The U.S. tax code comprises intricate rules and regulations designed to raise revenues for the federal government. At the same time—through deductions, credits, and other technical devices—the code is a vehicle for pursuing social policies that encourage behavior bolstering the general good. Because of the code’s very intricacy, a change in one of its parts can affect others, sometimes intentionally and sometimes with unexpected consequences. The push for tax reform, as well as the effect that it may have on charitable giving, illustrates both those effects. In its broadest reach, the reform effort would simplify the code, lower personal and corporate tax rates, and eliminate or restrict a variety of tax deductions and credits. In curbing deductions and credits, some of the revenue “lost” in cutting tax rates would be reclaimed.

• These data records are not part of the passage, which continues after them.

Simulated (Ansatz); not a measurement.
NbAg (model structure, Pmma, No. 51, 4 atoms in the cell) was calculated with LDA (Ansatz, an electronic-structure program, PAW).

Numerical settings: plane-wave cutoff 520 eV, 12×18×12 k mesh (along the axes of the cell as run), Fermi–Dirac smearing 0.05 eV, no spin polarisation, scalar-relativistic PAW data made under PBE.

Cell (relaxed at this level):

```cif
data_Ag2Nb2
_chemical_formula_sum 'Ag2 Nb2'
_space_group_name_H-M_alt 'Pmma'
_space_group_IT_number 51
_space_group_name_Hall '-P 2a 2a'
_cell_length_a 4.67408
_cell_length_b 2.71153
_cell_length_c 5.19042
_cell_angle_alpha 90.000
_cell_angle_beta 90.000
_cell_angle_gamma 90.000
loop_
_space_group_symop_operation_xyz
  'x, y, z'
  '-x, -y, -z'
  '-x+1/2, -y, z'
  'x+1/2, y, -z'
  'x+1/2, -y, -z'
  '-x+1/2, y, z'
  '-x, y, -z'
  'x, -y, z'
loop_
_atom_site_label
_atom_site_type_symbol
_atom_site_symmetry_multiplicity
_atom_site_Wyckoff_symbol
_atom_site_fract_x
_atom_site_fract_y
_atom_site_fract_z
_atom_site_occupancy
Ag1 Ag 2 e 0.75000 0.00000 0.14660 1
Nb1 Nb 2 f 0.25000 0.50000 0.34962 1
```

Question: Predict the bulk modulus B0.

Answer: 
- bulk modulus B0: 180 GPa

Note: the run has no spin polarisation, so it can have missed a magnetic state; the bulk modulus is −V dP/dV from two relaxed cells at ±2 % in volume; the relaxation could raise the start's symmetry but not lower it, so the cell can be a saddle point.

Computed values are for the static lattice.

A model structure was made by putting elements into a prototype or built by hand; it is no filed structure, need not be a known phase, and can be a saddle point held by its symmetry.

None of the reform plans under discussion have the explicit goal of reducing charitable giving. But in lumping the charitable deduction in with other tax benefits targeted for trimming, some planners have overlooked or underestimated the full effects that a change would have. The effects are likely to vary, depending on the income level of the donor and where the donor lives. Encouraged by tax benefits to make contributions, high-income households give the most. If we reduce the benefits, donations are likely to fall off. The drop-off is likely to be even steeper for high-income households in Blue States, where state and local taxes and mortgage expenses tend to be higher, partly because deductions for those expenses are on the chopping block as well.

Tax-reform plans that ignore this calculus could do great, and unintended, harm to philanthropic efforts. By contrast, one plan among those analyzed by the Congressional Budget Office in 2011 would reduce donations in a minimal way while still saving billions of dollars in tax revenue.